## Introduction to Hypothesis Testing

Hypothesis testing is a statistical method that is used in making statistical decisions using experimental data. Hypothesis Testing is basically an assumption that we make about the population parameter.

**Hypothesis testing is an essential procedure in statistics. A hypothesis test evaluates two mutually exclusive statements about a population to determine which statement is best supported by the sample data. When we say that a finding is statistically significant, it’s thanks to a hypothesis test.**

![image.png](attachment:image.png)

### Level of significance: 
Refers to the degree of significance in which we accept or reject the null-hypothesis. 100% accuracy is not possible for accepting or rejecting a hypothesis, so we therefore select a level of significance that is usually 5%.

This is normally denoted with alpha(maths symbol ) and generally it is 0.05 or 5% , which means your output should be 95% confident to give similar kind of result in each sample.

**Type I error**: When we reject the null hypothesis, although that hypothesis was true. Type I error is denoted by alpha. In hypothesis testing, the normal curve that shows the critical region is called the alpha region

**Type II errors**: When we accept the null hypothesis but it is false. Type II errors are denoted by beta. In Hypothesis testing, the normal curve that shows the acceptance region is called the beta region.

### One tailed test :

A test of a statistical hypothesis , where the region of rejection is on only one side of the sampling distribution , is called a one-tailed test.

**Example :- a college has ≥ 4000 student or data science ≤ 80% org adopted.**

### Two-tailed test :

A two-tailed test is a statistical test in which the critical area of a distribution is two-sided and tests whether a sample is greater than or less than a certain range of values. If the sample being tested falls into either of the critical areas, the alternative hypothesis is accepted instead of the null hypothesis.

**Example : a college != 4000 student or data science != 80% org adopted**

![image.png](attachment:image.png)

## P-value :

The P value, or calculated probability, is the probability of finding the observed, or more extreme, results when the null hypothesis (H 0) of a study question is true — the definition of ‘extreme’ depends on how the hypothesis is being tested.

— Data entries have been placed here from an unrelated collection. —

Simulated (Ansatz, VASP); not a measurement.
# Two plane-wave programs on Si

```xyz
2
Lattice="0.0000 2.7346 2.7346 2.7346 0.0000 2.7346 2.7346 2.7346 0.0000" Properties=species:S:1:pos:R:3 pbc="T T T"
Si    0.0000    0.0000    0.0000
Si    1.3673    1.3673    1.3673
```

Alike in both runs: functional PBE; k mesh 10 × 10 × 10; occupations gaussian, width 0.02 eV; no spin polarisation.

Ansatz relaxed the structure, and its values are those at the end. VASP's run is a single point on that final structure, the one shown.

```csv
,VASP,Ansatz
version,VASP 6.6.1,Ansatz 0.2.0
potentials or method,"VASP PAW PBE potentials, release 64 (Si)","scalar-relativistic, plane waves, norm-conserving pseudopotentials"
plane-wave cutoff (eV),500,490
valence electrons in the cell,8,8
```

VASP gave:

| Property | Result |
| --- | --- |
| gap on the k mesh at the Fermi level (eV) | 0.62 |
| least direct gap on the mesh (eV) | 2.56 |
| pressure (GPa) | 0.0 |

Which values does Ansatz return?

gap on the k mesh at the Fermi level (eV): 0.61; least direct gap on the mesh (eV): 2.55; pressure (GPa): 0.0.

If your P value is less than the chosen significance level then you reject the null hypothesis i.e. accept that your sample gives reasonable evidence to support the alternative hypothesis. It does NOT imply a “meaningful” or “important” difference; that is for you to decide when considering the real-world relevance of your result.

## Degree of freedom

In statistics, the number of degrees of freedom is the number of values in the final calculation of a statistic that are free to vary. The number of independent ways by which a dynamic system can move, without violating any constraint imposed on it, is called number of degrees of freedom.

So if a data set has 10 values, the sum of the 10 values must equal the mean x 10. If the mean of the 10 values is 3.5 (you could pick any number), this constraint requires that the sum of the 10 values must equal 10 x 3.5 = 35.
With that constraint, the first value in the data set is free to vary.

Whatever value it is, it’s still possible for the sum of all 10 numbers to have a value of 35. The second value is also free to vary, because whatever value you choose, it still allows for the possibility that the sum of all the values is 35.

**The calculation of the correct number of degrees of freedom is important because the number of degrees of freedom determines the critical value at which you accept or reject a hypothesis. Thus the degrees of freedom help us to achieve desired confidence level, or the goal, in general in other tests.**

## Types of Hypothesis Testing

* **1. T Test ( Student T test)**
* **2. Z Test**
* **3. ANOVA Test**
* **4. Chi-Square Test**

## T Test

A t-test is a type of inferential statistic which is used to determine if there is a significant difference between the means of two groups which may be related in certain features. It is mostly used when the data sets, like the set of data recorded as outcome from flipping a coin a 100 times, would follow a normal distribution and may have unknown variances. T test is used as a hypothesis testing tool, which allows testing of an assumption applicable to a population.

### Types of T Test:

* 1. **One Sample T test**
* 2. **Two Sampled T test**

### One Sample T Test

The One Sample t Test determines whether the sample mean is statistically different from a known or hypothesised population mean. The One Sample t Test is a parametric test.


### Two Sample T Test

The Independent Samples t Test or 2-sample t-test compares the means of two independent groups in order to determine whether there is statistical evidence that the associated population means are significantly different. The Independent Samples t Test is a parametric test. This test is also known as: Independent t Test.

### Paired Sampled T Test

The paired sample t-test is also called dependent sample t-test. It’s an uni variate test that tests for a significant difference between 2 related variables. An example of this is if you where to collect the blood pressure for an individual before and after some treatment, condition, or time point.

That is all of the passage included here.